Dependencies and for_each - depending on a single instance rather than the entire resource to prevent dependency loops?

I was having issues with a module (the AWS ECS module) where when I deleted something, it would always end up with a dependency loop. It didn’t make much sense to me until I started diving into the state file, and I discovered that the state file doesn’t list dependencies the way I expected:

When you have two related resources that depend on eachother, for example an AWS launch template and an AWS autoscaling group, and you want to make a set of them, it’s natural to have something like this:

resource "aws_launch_template" "my_lt" {
  for_each = local.node_groups
  ...
}

resource "aws_autoscaling_group" "mt_asg" {
  for_each = local.node_groups
  launch_template = aws_launch_template.my_lt[each.key].id
}

The goal would be for each ASG to depend on its matching launch template, but not any other LTs. However this is not what happens: each instance of the ASG says that it depends on “aws_launch.template.lt” - and in fact it does seem to depend on all the launch templates, not just the one it should be matched up with.

This makes it very difficult to tear down some of the resource pairs (by removing elements from local.node_groups) because the dependency chain seems to always result in a dependency loop.

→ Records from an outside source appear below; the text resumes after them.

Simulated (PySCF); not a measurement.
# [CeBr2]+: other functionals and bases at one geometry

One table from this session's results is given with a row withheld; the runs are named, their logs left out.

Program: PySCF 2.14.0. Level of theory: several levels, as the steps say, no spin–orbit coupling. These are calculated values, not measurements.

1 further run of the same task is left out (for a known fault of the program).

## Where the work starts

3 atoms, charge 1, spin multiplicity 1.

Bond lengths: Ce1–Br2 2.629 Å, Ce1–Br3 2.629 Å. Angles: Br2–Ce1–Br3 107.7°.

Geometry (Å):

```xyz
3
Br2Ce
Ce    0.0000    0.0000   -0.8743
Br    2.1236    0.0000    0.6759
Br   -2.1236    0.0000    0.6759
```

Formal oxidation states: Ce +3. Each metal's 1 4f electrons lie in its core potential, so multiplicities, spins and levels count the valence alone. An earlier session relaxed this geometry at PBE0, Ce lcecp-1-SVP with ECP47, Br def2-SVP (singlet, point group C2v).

Is this something that terraform 13 will fix? Or are there other ways to get the dependencies to be more specific?

Rezzing an old thread, but why not

resource "aws_launch_template" "my_lt" {
  for_each = local.node_groups
  ...
}

resource "aws_autoscaling_group" "mt_asg" {
  for_each = aws_launch_template.my_lt
  launch_template = each.value.id
  ...
}

This way you created a launch template for each node group, and an ASG for each launch template. Terraform should (I haven’t confirmed) be able to understand the 1:1 relationship between you launch templates and ASGs.

That is not how Terraform works. You can use the terraform graph command to display a visualisation of the dependency graph as Terraform understands it. You’ll find that the nodes of the graph only mention entire blocks - individual elements of a for_each aren’t evaluated until after all dependency processing is already done.